From Mauled Again which discussed why this is the case in detail.
The amount of tax due in most, but not all, situations is lower in partnership taxation than in C corporation taxation, but this comes at the cost of having to deal with among the most heinously complex parts of the tax code. (Subchapter S corporation tax law is much less complex than partnership taxation and produces similar although not identical tax liabilities, but is less flexible.) It also doesn't help that most big corporations can afford expensive legal counsel to handle the hard issues, which often come up primarily in big business settings. In contrast, partnerships are often small ventures with little room in their budget for tax counsel or a tax accountant.

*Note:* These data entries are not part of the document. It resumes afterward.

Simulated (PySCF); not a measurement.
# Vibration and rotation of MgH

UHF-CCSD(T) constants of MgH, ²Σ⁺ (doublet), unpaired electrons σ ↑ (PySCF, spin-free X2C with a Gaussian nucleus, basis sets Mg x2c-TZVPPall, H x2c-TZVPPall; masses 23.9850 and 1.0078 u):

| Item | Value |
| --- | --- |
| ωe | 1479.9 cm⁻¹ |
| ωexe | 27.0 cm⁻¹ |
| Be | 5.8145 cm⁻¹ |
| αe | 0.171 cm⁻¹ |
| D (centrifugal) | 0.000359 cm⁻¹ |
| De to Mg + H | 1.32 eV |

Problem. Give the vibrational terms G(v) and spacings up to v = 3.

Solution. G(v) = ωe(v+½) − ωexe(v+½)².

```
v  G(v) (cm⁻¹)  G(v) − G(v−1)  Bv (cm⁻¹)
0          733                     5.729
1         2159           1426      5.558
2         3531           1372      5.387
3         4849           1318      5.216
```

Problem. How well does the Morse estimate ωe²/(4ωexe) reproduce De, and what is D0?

The widespread use of limited liability companies, limited liability partnerships, limited liability limited partnerships, limited partnership associations, and assorted other spawn of the check the box rules have made the problem profoundly worse, because Subchaper K was written with the assumption that some or all partners have unlimited liability and many Subchapter K rules are awkward at best and simply do not work at all, at worse, in non-recourse regimes.
Yet, as I explained to my continuing education class on asset protection yesterday, no sane person should ever use a general partnership by itself as their sole business entity, even though there are select circumstances when a sole proprietorship should be preferred to a single owner corporation or LLC. General partnerships are the default regime of the uncounseled, or arise accidentally.
General partnerships can also be a pain to deal with from a non-tax internal management perspective, in addition to their obvious asset protection flaws. I can affirm from experience that a general partnership breakup is an ugly thing and that the uniform laws adopted in Colorado and almost everywhere to deal with them are inadequate to address the issues that arise in practice. This happens mostly because important practical issues like who controls the entity during the breakup, who the proper parties are to litigation, and how discovery is handled are not adequately addressed in the manner that they come up in real life by the statute.
Subchapter K was hard enough, however, even before completely limited liability entities appeared. For example, my clients almost always find the distinction it makes between allocation of items of profit and loss on one hand, and distributions of partnership assets on the other, to be difficult to understand and counterintuitive. Do it yourself partnership agreements are frequently ambiguous in practice as a result of failing to make that distinction.
Alas, tax law is not driven by small general partnerships, LLCs and LLPs, but by highly sophisticated financial transactions designed using the tool of Subchapter K of the tax code which governs partnerships. As Maule explains, the reason that this is not reformed, despite the fact that it wouldn't be terribly hard to adopt reforms is that:
Simplification attempts would . . . be opposed by those who have advantages under the current system that they would lose if the partnership provisions were simplified. The same, unfortunately, can be said about most other areas of the tax law, though perhaps not quite to the extreme level as afflicts partnerships.
One possibility would be a safe harbor regime for reasonable simple LLCs and LLPs. Another would be to simply follow the example of the 1986 tax reform and simplify the law on a revenue neutral basis notwithstanding the fact that all sorts of special interests would be offended as a result.
This paper is more positive about Subchaper K and sees it as only modestly flawed.